In fact, Geoff’s prediction is no big surprise to anyone, given that he, I and 60 other members of the public have signed up for one of Joy Swift’s Original Murder Mystery weekends, which promises to be packed with murderous mayhem.
Sure enough, before long one of the other ‘guests’ meets a grisly end, stabbed in the neck with a pair of scissors.
Whodunnit?
From this moment on the weekend becomes a living riddle to be solved, with clues doled out through actors’ improvisation and scraps of paper – in the form of letters, cards and newspaper cuttings.
From the first murder on Friday night, guests have 36 hours to interrogate the suspects and crack the case.
Actors stay in character until the big reveal at noon on Sunday, when prizes are awarded to those guests who have unravelled the mystery.
The experience is surreal in the extreme: an Agatha Christie-esque combination of murder, mayhem and cream teas. It’s a lot more full-on than watching re-runs of Poirot on your sofa, and you find yourself living within a play, where the characters burst into tears or anger on a regular basis.
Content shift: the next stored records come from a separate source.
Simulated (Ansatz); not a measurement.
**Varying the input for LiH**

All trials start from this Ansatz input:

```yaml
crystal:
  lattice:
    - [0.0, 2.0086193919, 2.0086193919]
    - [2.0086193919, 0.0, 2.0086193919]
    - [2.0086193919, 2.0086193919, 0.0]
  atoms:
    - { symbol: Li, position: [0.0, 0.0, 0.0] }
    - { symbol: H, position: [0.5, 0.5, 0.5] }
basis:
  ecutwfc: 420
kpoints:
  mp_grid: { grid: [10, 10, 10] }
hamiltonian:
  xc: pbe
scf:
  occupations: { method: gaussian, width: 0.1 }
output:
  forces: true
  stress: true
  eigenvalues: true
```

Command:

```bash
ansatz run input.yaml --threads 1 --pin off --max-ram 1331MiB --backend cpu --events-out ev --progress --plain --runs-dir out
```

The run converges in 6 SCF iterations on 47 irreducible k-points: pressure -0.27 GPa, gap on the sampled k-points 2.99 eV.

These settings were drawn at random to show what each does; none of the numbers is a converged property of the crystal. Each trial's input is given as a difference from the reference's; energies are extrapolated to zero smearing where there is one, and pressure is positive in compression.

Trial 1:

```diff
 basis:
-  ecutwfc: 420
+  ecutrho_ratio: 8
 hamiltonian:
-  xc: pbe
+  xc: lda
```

The intertwining plots unfold with a startling realism and you quickly understand that this is one holiday where nothing is quite what it seems.
Some swift thinking
It’s tribute to the seamless organisation of one woman that the whole experience is so convincing.
Joy Swift came up with the idea of the murder mystery weekend almost 30 years ago and ran her first in 1981.
She now runs three plots a year (over more than 30 weekends) in the UK, and even the odd international holiday and cruise.
From the start the mini-breaks have proved massively popular – attracting people from all over the world – and Joy was awarded an MBE for services to tourism in 2003.
All walks of life
I had worried that my boyfriend and I would be sharing our murder mini-break with a load of humourless Miss Marple types, but in fact there was a real mixed bunch.
Apart from Joy Swift regular Geoff, his wife and their adult daughter, our table for Friday night dinner included another couple in their mid-20s – ‘murder virgins’ like us – and a 32-year-old woman who admitted to being “obsessed” with the Joy Swift weekends.
Strategies for solving the crimes also varied – some people kept themselves and their theories very much to themselves.
Others teamed up in pairs or small groups.
Our strategy of sharing clues and ideas over several rounds of drinks with our fellow guests seemed to pay off, and we walked out on Sunday with new friends, slight hangovers and – best of all – a certificate proclaiming our ‘excellence in deduction’.
Super Sleuths
If you don’t fancy doing your own sleuthing, why not plan a trip following in the footsteps of one of these famous detectives?
Sherlock Holmes
We all know that Holmes and the faithful Dr Watson lived in London, but you can get a feel for the pair in other parts of the UK too. Take a trip to Dartmoor to the site of Holmes’ most famous case, The Hound of The Baskervilles.
Bergerac
Many people now think of John Nettles as DCI Barnaby from Midsomer Murders, but he was solving crimes much further back as DS Jim Bergerac – the most famous fictional resident of Jersey. Visit the island to sniff out the locations of Bergerac’s triumphs and tribulations.
Agatha christie
OK, so she wasn’t exactly a detective but she is certainly Britain’s most famous crime writer, and the creator of characters Miss Marple and Hercule Poirot. Visit her National Trust-owned summer house Greenways in Devon, and find out more about her.
Surely murder has never been this much fun?